New Cleveland Ballet making its own magic with fresh production of 'Coppelia' (preview)
Gallery: New Cleveland Ballet comes into its own with "Coppelia"
CLEVELAND, Ohio - The dancing isn't all that's choreographed at the new and rising Cleveland Ballet. No, the company itself also is following well-laid plans.
In mounting its own version of the classic "Coppelia," the developing troupe is taking what is arguably the perfect next step, declaring its independence and proving that it, like the ballet's main character, is capable of making its own magic.
Ditto the company's motivations. While endurance and prosperity are naturally long-term aims, at this point for Cleveland Ballet, much like the plot of "Coppelia," it's pretty much all about love. Love for the art form. Love for Northeast Ohio. Love for those who preceded them.
"I am not trying to improve upon the original," said artistic director Gladisa Guadalupe, referring to both the original "Coppelia" and the former Cleveland Ballet, of which she was a member, which closed in 2000.
"The new Cleveland Ballet has a new vision. We're not riding on coattails. We want to establish a new beginning, a new and different repertoire."
Indeed, Guadalupe and crew aren't taking cues from anyone on this, the second large-scale production in their inaugural season. Not even Arthur Saint-Leon, the 19th-century choreographer of "Coppelia," a story ballet nearly as popular as "The Nutcracker" and "Swan Lake."
Not that they're going it alone, either. Their guide, on this occasion, is Ramon Oller, the Spanish choreographer Guadalupe hired after witnessing his blend of modern dance and classical and neo-classical ballet in a fresh version of "Carmen."
"I just couldn't believe it," Guadalupe recalled of that production. "With each person, in terms of choreography, he took the best out of them."
With "Coppelia," Oller and Guadalupe are doing something similar: distilling the ballet's essence. Out of the lengthy original, the two have crafted a swift, 70-minute presentation that shifts focus away from the doll Coppelia (danced by Cleveland native Elena Cvetkovich) onto the human relationships she affects.

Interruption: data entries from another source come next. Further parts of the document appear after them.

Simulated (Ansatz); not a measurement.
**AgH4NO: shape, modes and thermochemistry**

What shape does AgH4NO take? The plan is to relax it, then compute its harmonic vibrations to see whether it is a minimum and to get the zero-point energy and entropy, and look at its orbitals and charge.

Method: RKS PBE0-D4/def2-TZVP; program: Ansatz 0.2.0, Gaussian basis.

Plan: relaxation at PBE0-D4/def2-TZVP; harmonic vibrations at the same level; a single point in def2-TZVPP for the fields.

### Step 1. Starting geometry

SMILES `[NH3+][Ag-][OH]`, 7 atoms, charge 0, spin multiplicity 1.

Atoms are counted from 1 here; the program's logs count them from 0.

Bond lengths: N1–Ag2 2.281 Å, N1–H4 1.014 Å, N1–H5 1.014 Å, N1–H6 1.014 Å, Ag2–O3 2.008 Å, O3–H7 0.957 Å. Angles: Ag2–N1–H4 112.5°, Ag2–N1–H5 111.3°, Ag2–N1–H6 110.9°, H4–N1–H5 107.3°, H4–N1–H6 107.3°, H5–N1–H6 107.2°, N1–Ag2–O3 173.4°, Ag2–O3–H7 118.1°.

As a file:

In their telling, performed by a 10-member core company and large cast of guests and children, the action hinges on the tension between fantasy and reality. Both Franz (Joffrey Ballet Concert Group member Nicholas Montero) and Dr. Coppelius (Oller) become infatuated with the ideal Coppelia represents, only to come to realize that true love only can be found with Swanilda (Cleveland native Lauren Stenroos).
The look of the production may stand out from the norm even more boldly. Where traditional versions of "Coppelia," such as those presented by the former Cleveland Ballet, employ lavish set pieces and period costumes, the new Cleveland Ballet's adopts a 1950s aesthetic and relies heavily on the lighting talent of Trad A Burns.
"You're not going to see millions of dollars in sets," Guadalupe said. "The stage has to be filled with artistry and technique. We don't want to compromise ourselves to anyone."
Standards-wise, the new Cleveland Ballet is indeed holding its ground. But the company also is realistic. Live music. A larger corps. Touring. A roomier home. These, to a group unwilling to take on debt, remain aspirations.
Still, they're hardly out of reach. With "Coppelia," Guadalupe said, the new Cleveland Ballet is moving closer to her vision.
As for those other elements, Guadalupe said, "We'll get there. We promise."